I have this idea in my head that to be “well read” I should read William Faulkner. Not that I want to, but that I need to. There’s a difference. The truth is I don’t particularly want to at all. In fact I would rather spend a day in the chair of a near-sighted dentist. I say this because I have tried Faulkner several times, and I have gone down in flames every time. Reading Faulkner has been, for me, like quitting smoking. Try and fail. Try again and fail. Repeat if necessary. At least I can say that there finally came a day when I successfully quit cigarettes.
I will stipulate for the record that William Faulkner was a literary genius. Enough people have said it over the years that it must be true. So the fact that I don’t get him at all could be entirely my fault. On the other hand, it has also been said, and this is where I find some comfort, that despite having written several masterpieces, Mr. Faulkner also wrote volumes of incomprehensible crap. He once wrote a single sentence that covered forty pages and contained 6000 words. That’s three times the entire word output of this piece. (You’re welcome.) Apparently it’s the crap I’ve been borrowing from my library. I’m still on the lookout for a masterpiece.
Faulkner makes me think of Mississippi, where in the northeast part of that state you will find the city of Tupelo. Several years ago I was driving to Birmingham, Alabama ahead of a hurricane that had not yet made landfall, and my route took me through Tupelo. When I arrived at the outskirts of town at twilight, I noted with concern that the parking lots of even the cheapest motels were packed with the cars of hurricane refugees. It was an ominous sign, because I had no hotel reservation of my own for the night.
I drove into town and found a Courtyard hotel of the Marriott brand. Two young women were on duty behind the registration desk. I strode across lobby with the smug confidence of a man who carried a Marriott Platinum Elite membership card in his back pocket and asked if there was a room available. I treated the question like it was an inside joke between the three of us, a wink and a nod formality to be politely dispensed with. One of the young ladies flashed a toothy smile and said, no, there was not. The fact that she said it with a Southern accent as sweet as a Magnolia blossom lessened the sting not one bit. Her tone was pleasant but slightly condescending, like I was a five year old who had asked if he could play with the power tools. I was instantly deflated, like I’d been hit with a body shot to the kidneys. But I recovered quickly, and rather than throw a Platinum Tantrum I accepted the situation and shifted strategies. I asked if she knew of another hotel in town that might have a room and she again said no, but I could probably get a cot at the evacuation center over at the National Guard Armory. As appealing as that sounded, it was not something I was ready to commit to right away. Fortunately for me a third woman was working at the hotel, and she had heard our conversation from the business office. She emerged and asked if the Bed & Breakfast down the street still had the room they had called about earlier, and we all agreed it was worth a phone call to find out. I have always heard that God takes care of drunks and fools, so he must have been watching over me that night, because the B&B did have a room left, very likely the last room available in the entire city of Tupelo. Needless to say I took it. I never even asked the price.

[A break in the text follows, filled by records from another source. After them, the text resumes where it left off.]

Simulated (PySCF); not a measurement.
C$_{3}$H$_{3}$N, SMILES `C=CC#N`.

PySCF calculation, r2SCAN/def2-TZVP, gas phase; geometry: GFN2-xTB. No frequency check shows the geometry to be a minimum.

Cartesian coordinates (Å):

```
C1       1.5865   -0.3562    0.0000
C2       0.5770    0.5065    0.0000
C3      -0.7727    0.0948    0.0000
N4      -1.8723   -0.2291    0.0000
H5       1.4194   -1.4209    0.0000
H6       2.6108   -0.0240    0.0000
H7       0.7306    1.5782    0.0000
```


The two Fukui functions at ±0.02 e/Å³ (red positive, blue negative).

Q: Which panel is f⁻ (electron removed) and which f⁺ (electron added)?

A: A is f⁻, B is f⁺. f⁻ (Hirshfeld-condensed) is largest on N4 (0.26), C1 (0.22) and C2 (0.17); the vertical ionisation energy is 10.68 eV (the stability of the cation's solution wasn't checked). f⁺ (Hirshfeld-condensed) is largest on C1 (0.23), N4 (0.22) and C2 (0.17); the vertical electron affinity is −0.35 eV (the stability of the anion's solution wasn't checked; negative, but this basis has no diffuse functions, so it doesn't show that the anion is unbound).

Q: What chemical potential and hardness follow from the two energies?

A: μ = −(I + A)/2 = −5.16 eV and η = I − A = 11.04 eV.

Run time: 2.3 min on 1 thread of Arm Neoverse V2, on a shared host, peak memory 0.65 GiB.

When I awoke in the morning rain from the outer bands of the hurricane was falling on Tupelo from a gray sky. I ate a leisurely breakfast with a half-dozen fellow travelers, most of whom talked of the approaching storm. There was a nervous charge in the air. When I mentioned that I would be driving into the fangs of the gale a woman smiled and asked, in a tone much like the hotel clerk had used the night before, if I thought that was a good idea. I assured her I was prepared for whatever may happen, but the truth was I hadn’t a clue what the conditions were going to be like. I considered whether it would be wiser to wait a few hours, but then I realized that in the short time I had been in Tupelo two people had already spoken to me like I was the village idiot, and I could sense a pattern developing. So I decided to cut my losses and hit the road for Birmingham, hurricane be damned.
But first I had a stop to make.
The sky was dark with swirling clouds and but there was a break in the rain when I pulled into the parking lot of Tupelo’s number-one tourist attraction, the birthplace of Elvis Aaron Presley. Mine was the only car in the lot and I was surprised to find the place open on such a dismal day. The birthplace is a Mississippi State Historic Site, but to be honest there’s not a lot to see there. The house is a simple wood-frame house. It has only two rooms. Elvis’ father Vernon built it with the help of his father and brother. He paid $180 for the materials. A small Assembly of God Church, where Elvis was first exposed to gospel music, was moved to the site for reasons I could not find explained. There is also a bronze statue of a thirteen year old Elvis, which begged the question – why? And that was about it.
Afterwards I was glad I took the detour, but as was the case when I saw Mt. Rushmore, I was also glad I didn’t plan a vacation around it. Back on the road to Birmingham, the rain had picked up again, and the wind was raising quite a ruckus. I drove with the radio off and reminisced about Elvis and the impressions he made on me over the course of my life. It started when I was very young, maybe five or six years old, and I had a 45 rpm of Hound Dog in my record collection. (My favorite record at the time was Doggie in the Window by Patti Page, but that’s another story.) I also have a memory of seeing Elvis from the waist up on the Ed Sullivan Show, but I don’t know if that is a real memory or a manufactured one because I was only three at the time. I also know exactly where I was and what I was doing when I heard the news he had died. I can only say that about one or two other people.
In September of 1976 Elvis performed at the new convention center in Pine Bluff, Arkansas, my hometown. He was “Fat Elvis” by then, and it was to be the final full year of his life. He was pale and paunchy and prone to perspire, which he did heavily that night, wiping sweat from his brow with baby blue scarves that he tossed to clamoring women in the audience who fought over them viciously. He moistened a lot of silk during that show, and at times he looked winded and tired. A police officer in his escort detail said later that Elvis was not well. But he soldiered through it, and the crowd adored him. His voice was the one thing that never failed him, even toward the end, and when he hit the final note of My Way that night, so piercing, so pure and so loud, I prayed the cables that bound the speakers and lights to the ceiling of the arena would hold, sparing scores below from being crushed in a horrible death. They did. Otherwise you probably would have heard about it.
If you’ve hung around this long you may be wondering how I fared against the hurricane. Well, the wind howled and the rain blew sideways, power lines arced and limbs fell from trees, and all in all, it was a harrowing drive. To say it felt apocalyptic would be a bit of a stretch, but at one point I swear I saw goats walking on their hind legs in a pasture. The interstate was deserted except for a few big trucks, proving that most people with any brains stayed home. Driving into Birmingham the rain lashed my car with such violence I couldn’t see, so I pulled off the road and hung out in the lobby of a Hampton Inn until it let up, and eventually I got to where I needed to go. Et vous l’avez.